Television Horizontal Deflection Circuit:

The function performed by these circuits is exactly the same as already described for the vertical deflection circuits. There are some practical differences. The major one is the much higher horizontal frequency. This makes a lot of difference to the circuitry used by the horizontal oscillator and amplifier. Another important difference, as shown in the block diagram of Figure 17-9, is that the Television Horizontal Deflection Circuit output stage is used to provide the anode voltage for the picture tube. The current requirement is quite low, of the order of 800 μA. The voltage required is 10 to 18 kV. It must be produced somewhere in the receiver, and the horizontal output stage happens to be the most convenient point. The final difference between this and the vertical output section is quite minor but worth mentioning here. This is the fact that, since the aspect ratio of the picture tube favours the horizontal side by 4:3, the Television Horizontal Deflection Circuit current must be greater by the same amount.

Television Horizontal Deflection Circuit

Horizontal Oscillator and AFC:

Being much narrower than vertical sync pulses, and occurring at a much higher rate, horizontal pulses are a lot more susceptible to noise interference than vertical sync pulses. The latter contain a fair amount of power (25 percent modulation for just over 190 μs), and it is unlikely that random or impulse noise could ‘duplicate this. The output of the vertical sync separator may be used directly to synchronise the vertical oscillator, as was shown in the preceding section. Here the situation is different. A noise pulse arriving at the horizontal oscillator could quite easily upset its synchronization, through being mistaken for a horizontal sync pulse. The horizontal oscillator would be put out of synchronism, and the picture would break up horizontally. This is clearly undesirable. It is avoided in a practical TV receiver by the use of an AFC system which isolates the horizontal oscillator so that neither sync nor noise pulses actually reach it.

The AFC loop uses a Foster-Seeley discriminator. The output of the horizontal sync separator is compared with a small portion of the signal from the horizontal output stage. If the two frequencies differ, a dc correcting voltage is present at the output of the discriminator. When the two frequencies are the same, the output is zero. Note that the system depends on average frequencies instead of individual pulses.

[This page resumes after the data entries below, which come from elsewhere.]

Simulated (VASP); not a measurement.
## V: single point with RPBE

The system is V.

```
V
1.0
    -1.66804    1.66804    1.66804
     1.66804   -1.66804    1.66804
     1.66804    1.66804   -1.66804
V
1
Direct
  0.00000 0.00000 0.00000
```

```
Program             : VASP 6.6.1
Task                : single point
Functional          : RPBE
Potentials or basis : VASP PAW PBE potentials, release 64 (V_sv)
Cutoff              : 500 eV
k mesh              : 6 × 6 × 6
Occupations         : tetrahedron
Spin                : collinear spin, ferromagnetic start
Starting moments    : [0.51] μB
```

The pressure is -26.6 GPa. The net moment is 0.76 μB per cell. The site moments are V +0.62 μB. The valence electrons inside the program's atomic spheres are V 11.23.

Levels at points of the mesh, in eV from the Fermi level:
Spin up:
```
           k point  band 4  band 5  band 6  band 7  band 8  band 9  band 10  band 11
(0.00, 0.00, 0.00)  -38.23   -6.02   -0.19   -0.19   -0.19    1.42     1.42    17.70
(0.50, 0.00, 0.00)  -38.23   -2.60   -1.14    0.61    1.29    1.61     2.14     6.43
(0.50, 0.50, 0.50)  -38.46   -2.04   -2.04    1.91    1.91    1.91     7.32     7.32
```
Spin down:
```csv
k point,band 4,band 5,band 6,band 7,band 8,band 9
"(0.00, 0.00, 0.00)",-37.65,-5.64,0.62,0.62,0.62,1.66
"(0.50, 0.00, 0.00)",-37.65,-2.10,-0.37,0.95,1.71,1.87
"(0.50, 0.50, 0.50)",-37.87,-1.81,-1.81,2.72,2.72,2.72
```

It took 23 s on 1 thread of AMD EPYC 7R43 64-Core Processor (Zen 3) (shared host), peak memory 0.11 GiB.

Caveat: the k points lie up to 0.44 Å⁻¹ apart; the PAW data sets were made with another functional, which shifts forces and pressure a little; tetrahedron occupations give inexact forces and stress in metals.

Since the output of the horizontal AFC system is a dc voltage, the horizontal oscillator must be capable of being dc-controlled. This is certainly true of the blocking oscillator, which is one of the forms of the horizontal oscillator. If, in this so-called synchro-phase system, a dc voltage is applied instead of +18 V at the top of the Vhold control in Figure 17-18, frequency control with a dc voltage will be obtained. The reasoning is identical to that used in explaining the operation of the vertical hold control.

Multivibrators are also quite used as horizontal oscillators, and their manner of synchronization by a dc voltage is very similar to the blocking oscillator’s. The system is called synchro-guide. Recognizing that sinusoidal oscillators are somewhat more stable in frequency than pulse oscillators, some receivers use them. The system is then called synchro-lock, and the control voltage is applied to a varactor diode in the oscilla­tor’s tank circuit.

Horizontal Output Stage:

As in the vertical system; there is generally a driver between the Television Horizontal Deflection Circuit oscillator and the horizontal output stage. Its function is to isolate the oscillator and to provide drive power for the horizontal amplifier. It also matches the relatively high output impedance of the oscillator to the very low input impedance of the horizontal output stage, which is a high-power (about 25 W output) amplifier. The circuit diagram of a very simplified horizontal output amplifier is shown in Figure 17-19.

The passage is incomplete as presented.